An updated version of a paper previously uploaded to Academia.edu -- with a significantly different analysis. Versions of this paper are appearing in the proceedings of the HPSG 2011 conference, from a satellite workshop on Information Structure in Formal Grammar (this version is linked and available here for download) and in PWPL 18.1, as part of the Proceedings of the 35th Annual Penn Linguistics Colloquium (PLC).

This paper investigates the information-structural characteristics of extraposed subjects in Early New High German (ENHG). Based on new quantitative data from a parsed corpus of ENHG, I will argue that unlike objects, subjects in ENHG have two motivations for extraposing. First, subjects may extrapose in order to receive narrow focus, which is the pattern Bies (1996) has shown for object extraposition in ENHG. Secondly, however, subjects may extrapose in order to receive a default sentence accent, which is most visible in the case of presentational constructions. This motivation does not affect objects, which may achieve the same prosodic goal without having to extrapose. The study has two major consequences: (1) subject extraposition in ENHG demonstrates that there is not necessarily a one-to-one correspondence between syntactic structure and information structural effect (cf. Féry 2007); and (2) the overall phenomenon of DP extraposition in ENHG fits into a broader set of crosslinguistic focus phenomena which demonstrate a subject-object asymmetry (cf. Hartmann and Zimmermann 2007, Skopeteas and Fanselow 2010), raising important questions about the relationship between argument structure and information structural notions.

Subject relatives and expletives in Early New High German

The version on this site is a draft of a paper that will appear in the proceedings of BLS 36.

This paper argues that the adverb da (“there”) was available as a subject expletive in Early New High German. This is primarily visible in clauses from which the logical subject has been extracted. Our data is drawn from a fully parsed corpus consisting of 40,000 words taken from Martin Luther’s Septembertestament, published in 1522. The element da occurs in 19% of all clauses with a subject gap (out of a sample of 401), and in each case it is clause-initial. This phenomenon does not occur in clauses without a subject gap. We will argue that the subject may optionally be extracted from its base position, leaving Spec,TP empty. An expletive is then licensed to satisfy the EPP. Further evidence will be found in the Old High German text Tatian; 20 out of a sample of 41 subject relative clauses have th¯ar (“there”), and it is always clause-initial. We will show that da is not possible as an expletive in contemporary German (contra Bayer & Suchsland 1997, Richards & Biberauer 2005). These three periods track the loss of an overt subject expletive in German.

On the use of passives across Germanic

co-authored with Joel Wallenberg (slides uploaded)
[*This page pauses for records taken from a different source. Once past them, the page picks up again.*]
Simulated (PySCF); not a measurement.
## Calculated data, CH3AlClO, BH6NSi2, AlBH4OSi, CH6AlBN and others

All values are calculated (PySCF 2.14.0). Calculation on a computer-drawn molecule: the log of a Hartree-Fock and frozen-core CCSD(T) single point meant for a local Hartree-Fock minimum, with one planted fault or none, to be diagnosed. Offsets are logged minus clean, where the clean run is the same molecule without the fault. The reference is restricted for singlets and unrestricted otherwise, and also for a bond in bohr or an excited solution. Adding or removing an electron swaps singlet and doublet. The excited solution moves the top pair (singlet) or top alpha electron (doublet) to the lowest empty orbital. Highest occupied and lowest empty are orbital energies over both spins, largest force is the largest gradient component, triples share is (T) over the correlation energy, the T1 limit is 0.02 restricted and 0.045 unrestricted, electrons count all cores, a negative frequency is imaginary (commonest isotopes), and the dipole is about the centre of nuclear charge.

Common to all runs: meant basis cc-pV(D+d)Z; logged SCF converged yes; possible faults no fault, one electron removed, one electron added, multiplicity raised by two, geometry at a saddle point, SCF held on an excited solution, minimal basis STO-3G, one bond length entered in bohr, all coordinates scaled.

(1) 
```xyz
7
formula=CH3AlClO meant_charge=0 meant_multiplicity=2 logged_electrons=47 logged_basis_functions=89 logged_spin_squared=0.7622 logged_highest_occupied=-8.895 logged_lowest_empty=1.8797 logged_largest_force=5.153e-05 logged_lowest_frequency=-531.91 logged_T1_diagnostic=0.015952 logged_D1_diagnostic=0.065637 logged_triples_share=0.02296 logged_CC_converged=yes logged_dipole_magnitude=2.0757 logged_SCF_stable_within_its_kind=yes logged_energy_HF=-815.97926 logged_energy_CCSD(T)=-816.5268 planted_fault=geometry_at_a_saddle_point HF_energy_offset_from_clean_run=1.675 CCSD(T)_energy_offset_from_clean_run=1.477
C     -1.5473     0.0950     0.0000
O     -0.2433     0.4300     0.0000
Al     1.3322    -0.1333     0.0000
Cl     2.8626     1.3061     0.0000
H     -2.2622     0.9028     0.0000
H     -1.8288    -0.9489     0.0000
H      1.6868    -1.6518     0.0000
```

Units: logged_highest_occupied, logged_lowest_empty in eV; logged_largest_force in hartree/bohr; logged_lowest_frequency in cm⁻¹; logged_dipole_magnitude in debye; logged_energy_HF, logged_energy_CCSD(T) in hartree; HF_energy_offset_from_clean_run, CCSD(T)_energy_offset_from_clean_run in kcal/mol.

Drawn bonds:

In this paper, we test the hypothesis that deaccented topicalization in a V2 language encodes the same information structure as passivization in a non-V2 language. We use quantitative evidence from parallel parsed corpora in order to explore the use of these syntactic options. A cursory overview of the data appears to support a parallel between V2 topicalization and passivization. However, when the data is examined in more detail, this strong and attractive hypothesis is ultimately falsified. This leaves a question: although the two constructions are not the same, it is not obvious how to distinguish between their information structures under current assumptions about IS. Therefore, we will argue that this negative result is most useful in showing where the current understanding of the syntax-information structure interface is lacking. Finally, we suggest a way that the interaction between information structural constituency and syntactic constituency may help to distinguish between these two constructions, and suggest a new line of research into the syntax-IS interface.

Analyzing V2 triggers in Historical English

co-authored with Aaron Ecay (slides uploaded)

It is well established that pronouns can intervene between a topicalized constituent and a finite verb in Old English (OE); this has been analyzed as evidence that the verb moves only as high as T in OE matrix clauses, and that a landing site between T and Spec,CP is available to subject pronouns (cf. Pintzuk 1991). This paper considers a well known exception to this pattern, involving a class of clause-initial, “discourse-anaphoric” adverbs such as þa ‘then’, swa ‘so’ and nu ‘now’, which trigger subject/verb inversion even with pronominal subjects. Since Pintzuk (1991), the literature has generally assumed that these adverbs are a class of operators in Spec,CP, which trigger verb movement to C. However, Trips and Fuß (2009) (T&F) have proposed an alternative analysis, suggesting that personal pronouns and þa-type adverbs compete to fill Spec,TP in an OE clause. Under this analysis, subject/verb inversion occurs when þa fills Spec,TP, forcing the subject to remain lower in the clause. This is argued to be a result of the “discourse configurational” characteristic of OE; Spec,TP is not filled to satisfy an EPP in this account, but in order to license discourse- anaphoric elements. T&F argue that for both pronouns and anaphoric adverbs, interpretation “involves a variable that must be bound by (or identified with) a topical element/referent in the given discourse” (184). In this paper, we will consider these alternative analyses of þa-type adverbs, and show with quantitative and empirical evidence that the data does not support T&F’s analysis.